On 06/21/2010 06:56 PM, Jonathan M Davis wrote:
Andrei Alexandrescu wrote:

[snip]


Andrei

Well, "goto case" and "goto case XXX" both already exist. Both get the job
done. So, regardless of which would be better for fallthrough, we can choose
to use whichever we want in our code. As it stands, it becomes a matter of
preference. I'd love something like "continue switch" or "fallthrough" to
indicate explicit fallthrough, but it isn't at all necessary, so it's not
worth trying to get Walter to add anything like that.

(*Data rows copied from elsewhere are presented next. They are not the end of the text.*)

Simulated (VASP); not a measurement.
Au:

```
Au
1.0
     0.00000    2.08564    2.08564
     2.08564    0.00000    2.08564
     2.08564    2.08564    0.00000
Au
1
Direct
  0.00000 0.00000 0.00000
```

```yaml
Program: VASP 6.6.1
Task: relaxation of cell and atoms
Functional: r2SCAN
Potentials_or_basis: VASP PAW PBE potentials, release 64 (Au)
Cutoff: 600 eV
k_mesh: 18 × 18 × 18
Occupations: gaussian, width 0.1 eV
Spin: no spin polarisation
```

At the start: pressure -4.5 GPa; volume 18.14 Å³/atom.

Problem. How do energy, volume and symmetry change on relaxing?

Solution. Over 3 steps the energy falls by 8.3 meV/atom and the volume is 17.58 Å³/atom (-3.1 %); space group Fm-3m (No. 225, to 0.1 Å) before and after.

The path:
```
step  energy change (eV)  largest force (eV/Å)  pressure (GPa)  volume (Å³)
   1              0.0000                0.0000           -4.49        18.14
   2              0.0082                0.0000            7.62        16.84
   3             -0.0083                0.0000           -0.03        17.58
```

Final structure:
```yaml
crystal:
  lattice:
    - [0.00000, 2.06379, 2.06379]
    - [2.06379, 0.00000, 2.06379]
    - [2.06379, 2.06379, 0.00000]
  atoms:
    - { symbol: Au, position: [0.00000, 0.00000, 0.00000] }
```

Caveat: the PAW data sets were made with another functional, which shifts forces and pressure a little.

At this point, if Walter makes it so that case blocks must end with a flow
control statement of some kind, we're free to use either "goto case" or
"goto case XXX" for fallthrough, so unless "goto case" is so bad that we
should try to get Walter to get rid of it, I don't think that it's really an
issue. We can use whichever one we want and not worry about it. The language
is complete enough to require case statements to end with a control
statement without losing any flexibility, so I think that we can agree to
disagree on which statement is better and/or clearer and try and get Walter
to add the compiler error for naked fallthrough.

I think that's fair enough. It's really Walter's decision now, and Don's too (because with Walter busy with the 64-bit implementation, it's likely Don is the one to volunteer to implement the thing).